Shame, but I can quite understand your reasoning.

I'm tinkering with making an evaluation board for Teensy + PCM3168, just because I always intended to mess with getting one of my own designs made, and this seemed like a suitable spur. Very much the most tenuous of vapourware at the moment... One thing I think I'm gonna have to look out for - it appears to use twice the power of the CS42448, and that gets pretty warm! If it gets close to running a batch, I'll let you know, just n case.
 
Sounds like a plan! I’ll park the hardware design and take a look at the mods needed for the TDM driver. I think theyll be fairly minor, and there aren’t too many registers to mess with to get it set up.

For my evaluation board I tracked to allow for either TDM, TDM2 or I2S, also for both I2C ports. Happy to review your schematic when you have one. Would it be quicker if you got a third arm fitted?

We should probably start a separate thread…
 
There seem to be at least several threads (here’s a recent example) where public discussions of preliminary stages of stuff take place, sometimes involving quite niche applications. As we know, a fair few of those fizzle with no end result, but it does allow interested parties to lurk, comment, contribute and find prior art.

Also, the Conversation facility is often a bit limited in the number of posts you can have. I’ve not used this one, but the old one was 30 messages total IIRC.

So I’d say public is better, except as you say for exchanging snail or e mail addresses.
 
I would love play RAW file support. I use this library extensively, and do multi file playback with many many files opening and closing in rapid succession, like one every 100ms across 8 channels, depending on use. The RAW playback makes opening files a lot faster, but would love to try this out. Currently USE_TEENSY3_OPTIMIZED_CODE for the SD card library does a decent job of improving playback. Or, any suggestions to improve USE_TEENSY3_OPTIMIZED_CODE would be cool.
 
How many is “many many”? I need to rework the SDpiano demo code, but that implements low latency playback by preloading the start of nearly 300 samples to PSRAM, so notes start within one audio update (~2,9ms) of being triggered. You don’t need to load the whole file, just enough to allow the file to be opened and playback to transition to streaming from the card. But the demo doesn’t use the preload I added later.

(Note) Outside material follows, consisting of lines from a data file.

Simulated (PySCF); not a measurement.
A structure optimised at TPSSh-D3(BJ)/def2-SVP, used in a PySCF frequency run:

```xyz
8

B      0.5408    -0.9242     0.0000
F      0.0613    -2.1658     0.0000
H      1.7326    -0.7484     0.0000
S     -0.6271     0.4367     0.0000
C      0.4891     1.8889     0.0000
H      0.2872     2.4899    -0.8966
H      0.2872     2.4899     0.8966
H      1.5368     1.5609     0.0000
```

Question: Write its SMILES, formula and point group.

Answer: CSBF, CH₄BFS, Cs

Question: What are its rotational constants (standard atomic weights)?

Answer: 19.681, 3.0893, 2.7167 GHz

I don’t think RAW files will improve that.…
 
How many is “many many”? I need to rework the SDpiano demo code, but that implements low latency playback by preloading the start of nearly 300 samples to PSRAM, so notes start within one audio update (~2,9ms) of being triggered. You don’t need to load the whole file, just enough to allow the file to be opened and playback to transition to streaming from the card. But the demo doesn’t use the preload I added later.

I don’t think RAW files will improve that.…
I play up to 8 files at a time with an average of 3. All from SanDisk high speed cards. It's OK but s bit choppy with optimized SD library and extra spi SD card buffer at 50 instead of 7.
 
I think we have different definitions of "many many"... 8 files at once should be easy with the buffered SD library properly set up. I don't know what "optimized SD library" or "extra spi SD card buffer at 50 instead of 7" are, but I'm pretty sure I don't do any of that, just use the stock SD library as provided with Teensyduino.

Can you post a short sketch demonstrating choppy output, using this buffered library? Maybe then I can spot what (if anything) you're doing wrong. Please put the code in the </> code tags!
 
I think we have different definitions of "many many"... 8 files at once should be easy with the buffered SD library properly set up. I don't know what "optimized SD library" or "extra spi SD card buffer at 50 instead of 7" are, but I'm pretty sure I don't do any of that, just use the stock SD library as provided with Teensyduino.

Can you post a short sketch demonstrating choppy output, using this buffered library? Maybe then I can spot what (if anything) you're doing wrong. Please put the code in the </> code tags!
It's the modified SD library by teensy. You can open SD_T3.h I think, and edit two lines, one for memory one for enabling optimized/buffered. I assume it's similar to what you are doing, but I get best results with files with no header (RAW).
 
Sounds like you’re using a Teensy 3.x with some ancient experimental SD library. That’s not at all similar to what I’m doing - are you actually using my code?

Given that the 3.x series have been unfortunately rendered obsolete by NXP no longer making the parts, it makes very little sense for me to invest much time investigating any issues with them. I’d recommend you use a 4.x…
 
Sounds like you’re using a Teensy 3.x with some ancient experimental SD library. That’s not at all similar to what I’m doing - are you actually using my code?

Given that the 3.x series have been unfortunately rendered obsolete by NXP no longer making the parts, it makes very little sense for me to invest much time investigating any issues with them. I’d recommend you use a 4.x…
No problem, makes sense. I was not aware they obsoleted the teensy3.2 controller? the MK20DX256VLH7? Where did you see/hear that?
 
Teensy 3.2 was discontinued because NXP are no longer supplying the MK20DX256VLH7.
Well ... not to the likes of PJRC, it seems 🤬. It's still listed as Active on their website, albeit with a 26-week lead time: https://www.nxp.com/part/MK20DX256VLH7#/
1706355766917.png

I guess that could be sustainable if you're a huge business, and tiny ones will buy from distributors, but folk like Paul just get squeezed out.
 
NXP does appear to still be making the chip, but not in sufficient volume for PJRC to continue Teensy 3.2. We had large orders open for over 2 years but they could only ship small quantity. Why, we still don't know, though I kinda suspect production problems or lack of wafer capacity for this older 90nm silicon. Ultimately we had to give up and just discontinue Teensy 3.2.

If you're making a custom product using the Teensy 3.2 code (as I know @zachtos is) my advice is to plan ahead for NXP to have late deliveries and only partial if you're ordering large quantity.